Managing Innovation

Innovation is necessary for any business to thrive and succeed. However, it’s safe to say that most companies don’t get the ROI they expect from their innovation efforts. In any organization, at any time, there is an abundance of new and good ideas. The challenge is for businesses to capture these ideas, sort them, and nurture them in a way that’s systematic and efficient.

The reason for failures in innovation efforts can generally be attributed to a number of factors. The organizational culture may stifle new ideas due to internal politics, lack of incentives for individuals to collaborate and share their good ideas, lack of a formalized and disciplined innovation practice, lack of funding to bring ideas to fruition, lack of strong leadership support for innovation efforts, among others. Most companies don’t know how to measure the ROI on their innovation spending and the metrics around innovation are usually vague or missing.

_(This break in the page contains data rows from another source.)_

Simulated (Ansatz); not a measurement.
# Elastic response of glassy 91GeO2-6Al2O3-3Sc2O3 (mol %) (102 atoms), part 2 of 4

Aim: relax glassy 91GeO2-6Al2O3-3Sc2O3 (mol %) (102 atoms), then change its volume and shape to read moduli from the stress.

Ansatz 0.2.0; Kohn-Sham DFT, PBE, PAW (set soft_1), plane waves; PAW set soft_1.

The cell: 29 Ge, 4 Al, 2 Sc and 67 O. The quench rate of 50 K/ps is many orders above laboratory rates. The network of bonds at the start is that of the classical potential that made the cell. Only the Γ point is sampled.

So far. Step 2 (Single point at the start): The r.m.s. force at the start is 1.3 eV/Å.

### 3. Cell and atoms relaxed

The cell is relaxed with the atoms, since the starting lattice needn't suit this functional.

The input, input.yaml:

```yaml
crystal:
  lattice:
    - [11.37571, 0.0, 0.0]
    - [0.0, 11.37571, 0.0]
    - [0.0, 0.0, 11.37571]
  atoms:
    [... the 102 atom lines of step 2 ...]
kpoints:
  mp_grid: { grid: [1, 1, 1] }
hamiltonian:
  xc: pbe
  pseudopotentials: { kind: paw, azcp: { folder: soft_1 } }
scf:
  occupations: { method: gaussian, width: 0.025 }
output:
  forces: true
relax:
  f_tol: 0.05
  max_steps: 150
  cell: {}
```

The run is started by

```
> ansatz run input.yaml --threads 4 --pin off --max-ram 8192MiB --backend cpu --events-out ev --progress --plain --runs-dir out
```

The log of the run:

This a good time to discuss the concept of innovation. Innovation is the process of gaining a business advantage through the know-how and thinking of the organizational members. Innovation can come in many different forms and at many different levels. Innovation can be applied to a product, a campaign, a business process, or management practices. Innovation covers a wide spectrum from an improvement, to a novelty idea, to a transformational brainchild. The source of the innovation can be an employee, a business partner, a customer, or management. This breadth is what makes innovation possible but also makes it challenging to formalize a systematic approach to innovation.

Managing innovation is a critical issue for executives especially in the high technology industries. High Tech companies drive a notable portion of their top-line growth through innovative products and services. These companies need to have a steady pipeline of innovation feeding their constant growth appetite. Even in mature industries, companies need a way to innovate to get out of having to compete over price alone and avoid the commoditization syndrome.

An innovation incubator inside a company needs a number of capabilities: A means for capturing employee ideas, a process for vetting and grooming ideas with experts, ability to build business cases for further developing the idea

To share their ideas, employees need incentives and rewards for bringing their ideas forward and willingness to collaborate with others to refine the idea. Management must find ways to encourage and reward participation. The importance of innovation must be understood by the employees and they should easily find out how they can contribute. Management must empower employees to collaborate together on an idea and get involved with ideation efforts. Ideas promoted by employees need to be documented in a central repository so they can be reviewed and further detailed out. Employees must have access to functional subject matter experts who can provide technical advice, assess market opportunities, conduct analysis, screen ideas, and identify barriers or help formulate solutions. A formal approval process with stage-gates tied to formal budgeting allows the selected ideas to get further nurtured. Management need visibility to the overall pipeline to assess progress, evaluate quality, and accelerate promising opportunities. Use of technology tools can facilitate the innovation process.

In conclusion innovation cannot be an ad hoc process that’s left to chance. It requires process discipline and proper decision making to ensure that good ideas are contributing to the value proposition and converting to positive revenue opportunities.